Not until his marriage to Marion McCormick in 1974 did Glassco’s personal life achieve a degree of equilibrium. In a poem dedicated to her on the occasion of their marriage, Glassco writes of the journey they would now take through a “transfigured landscape…where everything is new.” By this time he had achieved distinction as a translator of Québécois poetry and was hailed by poet Gérald Godin as “ministre plénipotentaire de la poésie québécoise auprès le monde anglophone.” In fact, Glassco was instrumental in helping Quebec emerge from what he describes in an early poem (“Quebec Farmhouse”) as the “airless dark” of a “race so conquered it has made/Perpetual conquest of itself.”
Glassco’s view of Brome County was hardly that of a resident who had found a slice of terrestrial paradise. As Fraser Sutherland remarked in an essay on Glassco, if Paris had been paradise, the Townships were somewhere East of Eden. Everywhere his horse took him, he saw signs of personal tragedy and pain, either narratives which the ruined structures evoke or his own personal troubles imposed subjectively on the passing scene. Like those of us who seek the views afforded by mountain and valley, Glassco too sought the high points in the landscape where he could collect his thoughts and review his life as he does in his meditative and elegiac poem, “Luce’s Notch.”
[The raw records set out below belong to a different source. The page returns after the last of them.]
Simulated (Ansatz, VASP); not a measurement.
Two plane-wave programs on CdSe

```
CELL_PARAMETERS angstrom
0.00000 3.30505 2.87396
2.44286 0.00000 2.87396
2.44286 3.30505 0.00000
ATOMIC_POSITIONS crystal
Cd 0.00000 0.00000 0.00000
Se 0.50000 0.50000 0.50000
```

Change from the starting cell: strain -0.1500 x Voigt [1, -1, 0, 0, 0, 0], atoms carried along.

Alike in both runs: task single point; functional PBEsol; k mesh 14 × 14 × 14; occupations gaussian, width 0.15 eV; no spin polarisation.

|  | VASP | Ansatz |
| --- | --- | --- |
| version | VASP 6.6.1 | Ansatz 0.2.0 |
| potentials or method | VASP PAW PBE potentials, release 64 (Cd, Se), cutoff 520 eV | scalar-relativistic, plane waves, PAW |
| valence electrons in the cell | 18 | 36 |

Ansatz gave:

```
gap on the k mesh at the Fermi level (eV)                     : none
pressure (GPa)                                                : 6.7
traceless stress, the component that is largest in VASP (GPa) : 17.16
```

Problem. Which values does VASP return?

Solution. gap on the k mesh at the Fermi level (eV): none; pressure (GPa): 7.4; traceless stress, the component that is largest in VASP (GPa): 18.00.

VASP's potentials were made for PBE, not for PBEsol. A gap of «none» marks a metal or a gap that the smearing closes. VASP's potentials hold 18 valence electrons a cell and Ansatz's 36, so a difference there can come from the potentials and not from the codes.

The poems can be read as the biography of a man wracked by the terrors of having lost his way in life, and that is the way most commentators have approached his work. But they can also be read as something of a documentary on the region during the war and shortly after. There is little evidence that farming in the area suffered during those years or that the landscape was as cluttered with ruins as a reading of Glassco’s poetry might suggest. If anything, the war proved profitable to farmers. It is simply that farms and farm buildings do indeed come and go; houses in the country seem particularly susceptible to the ravages of time and nature. But like so many rural communities, the personal stories of the inhabitants are often ones of frustration and failure. Glassco’s poems record the various rural figures: the stud groom who would be a professional horseman, a screaming child in the arms of its mother, a furtive bearded man glimpsed from the road, Corby the Trader “happy collector of objects,” and the long gone Aaron Luce whose farm is reduced to its stone foundations. When he imagines the voice of a dead farmer in “Needham Cemetery what he hears is the platitudinous communal “wisdom” to be passed on to the young: “All flesh is grass: so keep the meadows up, /The hired man down, the women in their place.” And so the poem goes on for five stanzas.
Caring for horses and delivering milk grounded Glassco in the region and gave him a chance to observe the inexorable action of social and environmental forces on human habitation. When he became a mailman and made his rounds riding on a two-wheeled cart in summer, a cutter in winter (automobiles and gasoline were hard to come by during the war), he observed a rural landscape where decay, ruin, and narrowness of mind prevailed. In “The Rural Mail,” he describes a “slow-motion world” cut off from the “makers and masters of nations” where, as a farmer says, “Far as I’m concerned, the war can go on forever!/A man can make a dollar, with hens.” Ironically, as the poem concludes, the green valleys are also filled with slaughter not only of calves and chickens, but of the farmer’s children. Anything can happen in a world where the weather replaces God in the lives of people.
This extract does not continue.